A hyperlink or a link is an icon, graphic, or text in a webpage that links to another web page, document or object. The World Wide Web is comprised of hyperlinks linking trillions and trillions of pages and files to one another. Being one of the top web design companies in Phoenix, we’re here to help you know more about these blue loops that seem to be everywhere.

First, let’s get some terminology straight.

Links are used as reference to data that can directly be followed by clicking, tapping or hovering. When it’s in the form of a text, it’s called hypertext. The text that is linked from it is called the anchor text. The document containing a hyperlink is known as the source document.

The effect of following a hyperlink varies in accordance with the hypertext system and may sometimes depend on the link itself.

While most hyperlinks cause the target document to replace the document being displayed, some are marked to cause the target document to open in a new window.

Another effect is transclusion, for which the link target is a document fragment that replaces the link anchor within the source document.

So where did it all begin?

The term ‘hyperlink’ was coined by the American pioneer of information technology, Ted Nelson in 1965. He was inspired by the works of Vannevar Bush in his popular essay ‘As We May Think’ (1945). In a series of articles published from 1964 through 1980, Nelson transposed Bush’s concept of automated cross-referencing into the context of computers and the internet.

And before we knew it, they took over the internet!

But why are they blue?

The truth is we don’t know. No one does.

It had been speculated for a long time blue was the color of choice simply for visibility. Joe Clark, the author of the book ‘Building Accessible Websites’ (2002) explained – “Red and green are the colors most affected by color-vision deficiency.  Almost no one has a blue deficiency. Accordingly, nearly everyone can see blue, or, more accurately, almost everyone can distinguish blue as a color different from others.”
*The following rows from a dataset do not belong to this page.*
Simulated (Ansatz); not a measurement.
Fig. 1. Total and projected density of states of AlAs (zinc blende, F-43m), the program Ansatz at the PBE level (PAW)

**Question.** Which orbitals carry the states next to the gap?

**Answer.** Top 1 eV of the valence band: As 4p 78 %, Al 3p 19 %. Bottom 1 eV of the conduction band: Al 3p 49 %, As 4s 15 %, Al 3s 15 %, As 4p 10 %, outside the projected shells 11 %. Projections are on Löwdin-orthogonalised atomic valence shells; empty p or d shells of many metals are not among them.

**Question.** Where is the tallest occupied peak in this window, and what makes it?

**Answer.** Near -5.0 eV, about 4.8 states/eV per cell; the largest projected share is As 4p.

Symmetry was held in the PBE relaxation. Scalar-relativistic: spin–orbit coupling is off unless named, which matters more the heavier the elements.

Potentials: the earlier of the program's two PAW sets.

However, that is not entirely true.

Tim Berners-Lee, a computer scientist, best known as the inventor of the WWW had this to say on The World Wide Web Consortium about the blue color of the hyperlinks:

“There is no reason why one should use color, or blue, to signify links: it is just a default. I think the first WWW client (World Wide Web I wrote for the NeXT) used just underline to represent link, as it was a spare emphasis form which isn’t used much in real documents. Blue came in as browsers went color — I don’t remember which was the first to use blue…

My guess is that blue is the darkest color and so threatens the legibility least. I used green whenever I could in the early WWW design, for nature and because it is supposed to be relaxing. Robert Cailliau made the WWW icon in many colors but chose green as he had always seen W in his head as green.”

What we do know for sure is that blue links have been the default link style on the web for more than 20 years and they are here to stay.